I’m not in the mood for your rudeness, particularly given that you don’t seem to have even tried to read up on it. But here’s Liam Dann’s column from yesterday, which says much the same thing.
As Beijing-based Kiwi economist Rodney Jones has pointed out, China has nearly 60 trillion New Zealand dollars of capital to play with. in the past 12 months as much as NZ$650 billion has been invested outside of China. And this is just the start.
What has policy makers from Vancouver to Singapore talking about Chinese investment is the fact that the country has, until recently, had strict controls on investment outside its borders.
But it is the stated policy of the Communist party to relax these rules and balance the flow of capital in and out of China.
This is global, macro-economic stuff, on a historic scale.
We need to be looking at policy solutions to this issue to ensure that foreign capital – which we need – is not concentrated in areas that distort our economy.
Yes, that’s right, literally trillions of dollars, soon to be freed up and looking for places to go.
Mainland Chinese property investment in Australia doubled last year to more than $12 billion and there has been a global reaction in territories as diverse as Singapore, Hong Kong and the UK to try and protect domestic property markets from the flood of mainland Chinese money.
And that’s before the gates are even open. Given what’s happening with the two stock markets in China and the very low interest rates available at banks, there’s a very real prospect of a historic capital flight. The sums of money are unfathomably large.

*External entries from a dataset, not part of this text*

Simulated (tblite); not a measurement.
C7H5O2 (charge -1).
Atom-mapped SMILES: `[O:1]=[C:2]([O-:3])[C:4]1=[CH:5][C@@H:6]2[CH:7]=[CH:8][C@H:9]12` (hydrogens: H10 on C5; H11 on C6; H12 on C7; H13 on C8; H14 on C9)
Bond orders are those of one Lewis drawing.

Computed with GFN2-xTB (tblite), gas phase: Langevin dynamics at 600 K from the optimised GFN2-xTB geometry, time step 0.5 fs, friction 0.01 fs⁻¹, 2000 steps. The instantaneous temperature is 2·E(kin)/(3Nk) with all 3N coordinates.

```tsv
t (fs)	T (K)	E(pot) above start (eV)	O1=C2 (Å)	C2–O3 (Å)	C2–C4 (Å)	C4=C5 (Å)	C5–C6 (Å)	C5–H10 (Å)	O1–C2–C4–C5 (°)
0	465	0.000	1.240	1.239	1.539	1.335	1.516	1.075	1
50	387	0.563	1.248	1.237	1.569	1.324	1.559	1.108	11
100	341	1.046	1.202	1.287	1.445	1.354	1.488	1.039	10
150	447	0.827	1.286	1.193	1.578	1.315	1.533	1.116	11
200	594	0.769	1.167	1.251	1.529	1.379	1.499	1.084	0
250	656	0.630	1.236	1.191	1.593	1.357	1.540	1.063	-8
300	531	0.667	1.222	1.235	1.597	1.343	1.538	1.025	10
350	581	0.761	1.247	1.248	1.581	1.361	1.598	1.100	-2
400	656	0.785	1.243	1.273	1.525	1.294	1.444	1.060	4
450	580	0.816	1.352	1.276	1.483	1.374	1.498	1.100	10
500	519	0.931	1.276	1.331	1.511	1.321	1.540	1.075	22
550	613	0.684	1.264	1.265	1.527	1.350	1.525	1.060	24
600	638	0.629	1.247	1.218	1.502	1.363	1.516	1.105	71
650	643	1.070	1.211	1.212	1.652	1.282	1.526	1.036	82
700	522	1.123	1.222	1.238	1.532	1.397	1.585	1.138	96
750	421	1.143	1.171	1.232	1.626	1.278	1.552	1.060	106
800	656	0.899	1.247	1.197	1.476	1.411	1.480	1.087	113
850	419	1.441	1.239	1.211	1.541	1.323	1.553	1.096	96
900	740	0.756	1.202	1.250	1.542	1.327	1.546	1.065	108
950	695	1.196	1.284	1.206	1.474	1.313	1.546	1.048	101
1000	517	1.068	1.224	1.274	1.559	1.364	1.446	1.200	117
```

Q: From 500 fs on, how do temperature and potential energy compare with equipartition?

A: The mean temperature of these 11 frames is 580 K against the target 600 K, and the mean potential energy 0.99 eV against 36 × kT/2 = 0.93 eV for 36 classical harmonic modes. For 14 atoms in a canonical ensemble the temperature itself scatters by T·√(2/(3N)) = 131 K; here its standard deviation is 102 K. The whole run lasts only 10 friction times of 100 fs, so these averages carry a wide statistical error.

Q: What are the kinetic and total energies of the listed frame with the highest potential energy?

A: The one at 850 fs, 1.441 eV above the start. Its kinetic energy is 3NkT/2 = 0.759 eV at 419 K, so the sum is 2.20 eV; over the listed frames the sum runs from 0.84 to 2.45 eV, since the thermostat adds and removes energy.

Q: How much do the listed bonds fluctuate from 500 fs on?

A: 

A further complication is that some proportion of it is money whose owners are trying to hide it from the Chinese government:
Although few in the industry will openly discuss it, some acknowledge privately that fear among Chinese officials and businesspeople has been a big factor in the surge of investment into western real estate. The Chinese government has stepped up efforts to repatriate corrupt officials and recover offshore assets, including luxury foreign properties.
“The ongoing purge and the fear of losing everything if you are caught up in an anti-corruption investigation or a political fight has convinced many in China to diversify to places with clear and stable legal and political environments,” says one figure at a large property advisory company.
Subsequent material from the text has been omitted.